I had Monday off this week, and an extra day off is a perfect excuse to head out for another installment of Tourist Tuesdays.
Lewis is out of town for work right now (he’s in Zimbabwe finalizing some details of the purchase of some land for the congregation there), so I had to head out alone.
Whenever I do anything alone (driving, grocery shopping, taking the subway) I always feel more grown up… to be clear, I’m quite obviously a middle aged woman, but I don’t feel like a grownup. It sneaks up on you kids, one minute you’re a young adult trying to figure life out, the next you’re on the other side of “over-the-hill” wondering how the heck you got there. So anyway, I always feel like a grownup when I take the subway by myself.
Some things to know about the subway. In Manhattan it is fully subterranean, but when you get to the outer boroughs (Brooklyn, Queens, the Bronx) some of the lines are subterranean, but other parts of the lines are elevated, but it’s still the same system. So, when we have visitors we’ll tell them to catch the subway at the such and such stop and they get confused because it’s elevated. Don’t ask me, I didn’t design the system.
I don’t know how people navigated the subway before smartphones and GPS. I mean, I know the lines in my neighborhood, and how to get to lots of places in the city without using GPS, but going outside of those very specific train lines gets very confusing. Apple Maps works quite well, Google Maps also. I like to use CityMapper, it tells you what part of the train to sit on so it’s easier to access transfers or exits.
Also, the subway is relatively cheap to ride, it’s $2.75 no matter where you are going in the city. Southern Brooklyn (where we live) to northern Bronx, still $2.75. Need to transfer to multiples lines to get where you’re going? As long as you don’t leave the station, still just $2.75. And if you take more than 12 rides in a week (using the same credit card) every ride after that for the week is free.
So enough about the subway already! For Tourist Tuesday I caught the B train to Manhattan, with a transfer to the D to the Meatpacking district (just south of Chelsea and northwest of the West Village) to visit Little Island.
Little Island is a new park in NYC that opened in May 2021. But the area, like most places in the city, has a long history. Built on the Hudson River, this area of the Meatpacking district has been been a busy port of entry and/or trade dating back to the early colonization of the area with the Lenape tribe using the area as a seasonal encampment for hunting, fishing, and trade along the river. Multiple piers up and down the river were establish in the 19th and 20th centuries. Pier 54 (the site of Little Island) operated the British Cunard-White Star line. The Titanic was supposed to make port at Pier 54, instead the survivors arrived aboard the RMS Carpathia rescue liner. Just three years later the RMS Lusitania departed from Pier 54, only to be sunk off the coast of Ireland five days later. Because of this, superstitious people claim that the pier is cursed.

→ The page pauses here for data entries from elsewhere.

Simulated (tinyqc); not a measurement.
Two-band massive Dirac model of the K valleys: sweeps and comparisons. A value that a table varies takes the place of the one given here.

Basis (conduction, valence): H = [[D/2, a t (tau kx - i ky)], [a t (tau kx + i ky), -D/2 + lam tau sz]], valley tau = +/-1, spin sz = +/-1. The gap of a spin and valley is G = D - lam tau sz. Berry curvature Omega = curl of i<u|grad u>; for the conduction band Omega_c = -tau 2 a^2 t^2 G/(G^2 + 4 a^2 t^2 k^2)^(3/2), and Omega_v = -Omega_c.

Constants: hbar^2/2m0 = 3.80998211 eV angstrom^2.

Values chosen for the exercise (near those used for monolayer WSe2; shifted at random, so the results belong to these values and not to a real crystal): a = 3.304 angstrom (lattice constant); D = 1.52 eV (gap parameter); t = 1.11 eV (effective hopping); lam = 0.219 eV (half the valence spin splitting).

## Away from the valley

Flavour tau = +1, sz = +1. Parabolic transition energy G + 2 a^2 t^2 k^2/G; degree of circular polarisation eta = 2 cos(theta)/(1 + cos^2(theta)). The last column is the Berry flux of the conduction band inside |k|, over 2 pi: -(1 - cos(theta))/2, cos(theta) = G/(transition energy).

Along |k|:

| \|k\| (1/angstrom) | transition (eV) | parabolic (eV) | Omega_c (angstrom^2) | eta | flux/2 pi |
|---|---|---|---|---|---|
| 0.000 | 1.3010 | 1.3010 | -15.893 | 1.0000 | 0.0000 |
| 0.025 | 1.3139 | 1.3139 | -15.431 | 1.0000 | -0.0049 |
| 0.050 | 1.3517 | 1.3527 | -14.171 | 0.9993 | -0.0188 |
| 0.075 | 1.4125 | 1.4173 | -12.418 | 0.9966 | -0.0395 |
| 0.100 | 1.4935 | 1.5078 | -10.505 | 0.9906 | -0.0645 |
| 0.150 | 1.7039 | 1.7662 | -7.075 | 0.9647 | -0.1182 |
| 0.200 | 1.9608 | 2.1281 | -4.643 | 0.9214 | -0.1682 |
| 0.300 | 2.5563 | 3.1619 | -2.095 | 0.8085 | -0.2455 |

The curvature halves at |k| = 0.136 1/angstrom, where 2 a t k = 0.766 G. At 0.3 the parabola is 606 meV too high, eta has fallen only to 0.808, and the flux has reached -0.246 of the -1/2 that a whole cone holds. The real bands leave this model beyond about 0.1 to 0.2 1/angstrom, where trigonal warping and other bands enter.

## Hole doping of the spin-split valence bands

In 2012 Hurricane Sandy hit NYC, leaving heavy damage in her wake, including Pier 54. In 2013 the Hudson River Park Trust partnered with the Diller-von Furstenberg Family Foundation to begin development on a whole new kind of park. The park is literally built in the river; comprised of 132 “tulip pots” (giant columns with bowls at the top sunk into the river to form the base of the park). The park covers 2.4 acres filled with trees, shrubs, grasses, and bulbs. There’s an amphitheater, trails, tables and chairs, in the summer there are a couple of food trucks, and some benches scattered about.
The park has fantastic views of the river, New Jersey, and Manhattan (you can see the Empire State Building and One World Trade Center from the park).
I highly recommend checking out the park, but be prepared for big crowds, especially when it’s warm… really any time that it’s sunny, there’s going to be a crowd. Personally, I love the river when it’s foggy and overcast, it’s magical to see the fog floating over the river, shrouding the buildings mist. On this day it was incredibly sunny. I’ll try to post photos from the park when it’s foggy if I ever get the chance. The park is free, and opens at 6 a.m. Closing time varies throughout the year.